I'm too new to topoi to really understand all of what's going on, but I read that ETCS is weaker than ZFC and is missing the axiom of replacement. However, ETCS+R is the same strength as ZFC.

Maybe this is really just a question about aesthetics. Is there a nice category-theoretic way to express replacement?

Best Answer

You'll likely be interested in a discussion about replacement that happened in the category theory mailing list a few years ago. You can find it here. Just grep for "replacement" and you'll get to the right area in the email chain.

In particular, you'll likely be interested in Mike Shulman's question

What I would really like to know is, can one formulate an elementary property of a topos which does allow one to reproduce the standard arguments of Replacement?

which Colin McLarty answers as follows (minor mathjax related edits are mine):

Yes, What you do is start with ETCS, and adjoin an axiom scheme of replacement.

The axiom scheme says: Suppose a formula associates to each element $x$ of a set $S$ a set we may call $Sx$ (unique up to isomorphism). Then there is some function $f:X \to S$ such that the fiber of $f$ over each element $x$ is isomorphic to $Sx$.

Lawvere's ETCS plus this axiom scheme is intertanslateable in the obvious way with ZF, preserving theorems in both directions (you may include AxCh in both ETCS and ZF, or exclude it from both).

This has been known from the earliest days of categorical set theory. My favorite early published proof was stated slightly differently, using reflection rather than replacement, but it trivially comes to the same thing.

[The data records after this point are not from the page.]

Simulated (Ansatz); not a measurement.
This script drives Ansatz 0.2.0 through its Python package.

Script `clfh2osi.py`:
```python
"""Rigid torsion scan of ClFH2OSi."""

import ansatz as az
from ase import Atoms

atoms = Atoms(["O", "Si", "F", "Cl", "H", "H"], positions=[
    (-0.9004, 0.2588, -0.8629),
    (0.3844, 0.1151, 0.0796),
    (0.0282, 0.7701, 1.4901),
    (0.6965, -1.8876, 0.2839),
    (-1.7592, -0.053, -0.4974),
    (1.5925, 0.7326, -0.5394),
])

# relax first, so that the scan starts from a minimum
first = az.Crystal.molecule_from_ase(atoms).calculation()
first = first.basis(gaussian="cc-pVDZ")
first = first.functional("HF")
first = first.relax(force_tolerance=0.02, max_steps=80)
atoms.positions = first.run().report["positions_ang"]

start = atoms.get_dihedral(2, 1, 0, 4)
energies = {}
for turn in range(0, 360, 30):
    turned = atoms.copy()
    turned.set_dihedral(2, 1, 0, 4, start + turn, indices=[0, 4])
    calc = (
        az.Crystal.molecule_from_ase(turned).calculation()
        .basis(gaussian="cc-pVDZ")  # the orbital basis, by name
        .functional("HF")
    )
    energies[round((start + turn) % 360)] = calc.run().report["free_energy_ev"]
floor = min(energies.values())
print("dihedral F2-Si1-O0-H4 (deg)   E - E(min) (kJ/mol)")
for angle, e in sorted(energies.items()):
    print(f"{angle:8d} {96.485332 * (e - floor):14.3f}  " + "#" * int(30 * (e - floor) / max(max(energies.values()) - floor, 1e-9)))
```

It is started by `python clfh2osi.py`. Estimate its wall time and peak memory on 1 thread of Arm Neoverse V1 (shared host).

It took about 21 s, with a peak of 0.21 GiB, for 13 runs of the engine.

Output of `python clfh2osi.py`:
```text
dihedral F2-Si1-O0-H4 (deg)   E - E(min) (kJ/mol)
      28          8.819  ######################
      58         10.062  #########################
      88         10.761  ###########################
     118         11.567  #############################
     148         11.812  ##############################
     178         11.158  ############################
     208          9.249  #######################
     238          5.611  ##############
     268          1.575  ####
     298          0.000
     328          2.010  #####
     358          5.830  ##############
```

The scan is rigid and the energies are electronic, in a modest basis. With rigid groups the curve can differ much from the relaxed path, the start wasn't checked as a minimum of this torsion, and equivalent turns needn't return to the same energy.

The "early published proof" he's referring to is Gerhard Osius's Logical and Set Theoretical Tools in Elementary Topoi. Later in the same email, he mentions his own paper Exploring Categorical Structuralism as a good reference for details on replacement (rather than reflection, as discussed in Osius's paper).

Even though I copied the relevant section here, there are many other interesting tidbits about replacement and other aspects of categorical set theory that you're likely to be interested in scattered throughout that email thread (it's also linked from the nlab page on replacement, which you might also be interested in). It's definitely worth a read!